In reaching its conclusion, Glass Lewis noted in its report to its
institutional investor clients that own Grubb & Ellis shares the following(1):
-- " ... we believe that the (Grubb & Ellis) board and executive team are
executing plans to address the concerns noted by the Dissident (Mr.
Thompson)."
-- " ... the Dissident (Mr. Thompson) has failed to convince us that the
current board and executive team are mis-managing the Company."
-- " ... the Dissident's (Mr. Thompson) strategic plan merely outlines
broad general ideas and lacks any detail of how it would specifically effect
the Company's growth."
DO NOT BE MISLED BY THOMPSON'S MISSTATEMENTS AND HALF-TRUTHS
As you consider your vote for the upcoming Annual Meeting, we ask you to
remember the following:
-- As the CEO of a direct competitor of Grubb & Ellis, Mr. Thompson should
not serve as a director on your Board. It is simply NOT good corporate
governance and it is bad for stockholders.

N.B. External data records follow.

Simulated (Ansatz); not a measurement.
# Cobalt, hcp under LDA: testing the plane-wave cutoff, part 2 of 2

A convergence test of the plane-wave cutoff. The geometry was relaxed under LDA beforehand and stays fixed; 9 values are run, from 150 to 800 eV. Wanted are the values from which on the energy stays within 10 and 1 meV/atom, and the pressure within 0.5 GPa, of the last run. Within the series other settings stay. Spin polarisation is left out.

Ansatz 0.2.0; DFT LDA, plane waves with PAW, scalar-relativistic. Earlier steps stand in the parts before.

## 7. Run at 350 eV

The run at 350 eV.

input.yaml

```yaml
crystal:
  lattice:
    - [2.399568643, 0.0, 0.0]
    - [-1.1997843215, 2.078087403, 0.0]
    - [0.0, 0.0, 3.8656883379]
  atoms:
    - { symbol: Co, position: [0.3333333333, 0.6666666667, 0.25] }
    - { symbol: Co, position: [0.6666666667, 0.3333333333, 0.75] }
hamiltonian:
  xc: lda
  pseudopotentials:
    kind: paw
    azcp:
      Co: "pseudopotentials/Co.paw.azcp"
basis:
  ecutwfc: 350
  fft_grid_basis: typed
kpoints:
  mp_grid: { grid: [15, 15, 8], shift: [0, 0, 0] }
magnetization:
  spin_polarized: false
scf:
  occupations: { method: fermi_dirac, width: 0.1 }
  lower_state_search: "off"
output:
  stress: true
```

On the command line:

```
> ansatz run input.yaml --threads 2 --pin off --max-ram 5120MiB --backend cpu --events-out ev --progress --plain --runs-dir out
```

-- The interests of your Board and management are closely aligned with
those of all stockholders -- in fact, collectively, they own in the aggregate
more than 25% of the Company's outstanding shares.
-- Your Board and management have taken prudent steps to strengthen the
Company's capital position in the challenging credit and real estate markets.
-- Your Board is currently undertaking a comprehensive search for a
permanent CEO to lead the Company forward and to continue to execute on the
Company's strategic initiatives to the benefit of all stockholders.
PROTECT YOUR INVESTMENT IN GRUBB & ELLIS
JOIN WITH THE PROXY ADVISORY FIRMS WHO RECOMMEND THE RE-ELECTION OF YOUR
INDEPENDENT, EXPERIENCED DIRECTORS
VOTE YOUR WHITE PROXY CARD TODAY!
Your vote is extremely important -- no matter how many or how few shares
you own. Please take a few moments and follow the simple instructions to vote
your proxy by Internet or Telephone.
Stockholders may also sign, date and return the enclosed duplicate WHITE
proxy card today in the postage-paid envelope provided. If you have any
questions or need any assistance voting your shares, please contact MacKenzie
Partners, Inc., Toll-Free at (800) 322-2885.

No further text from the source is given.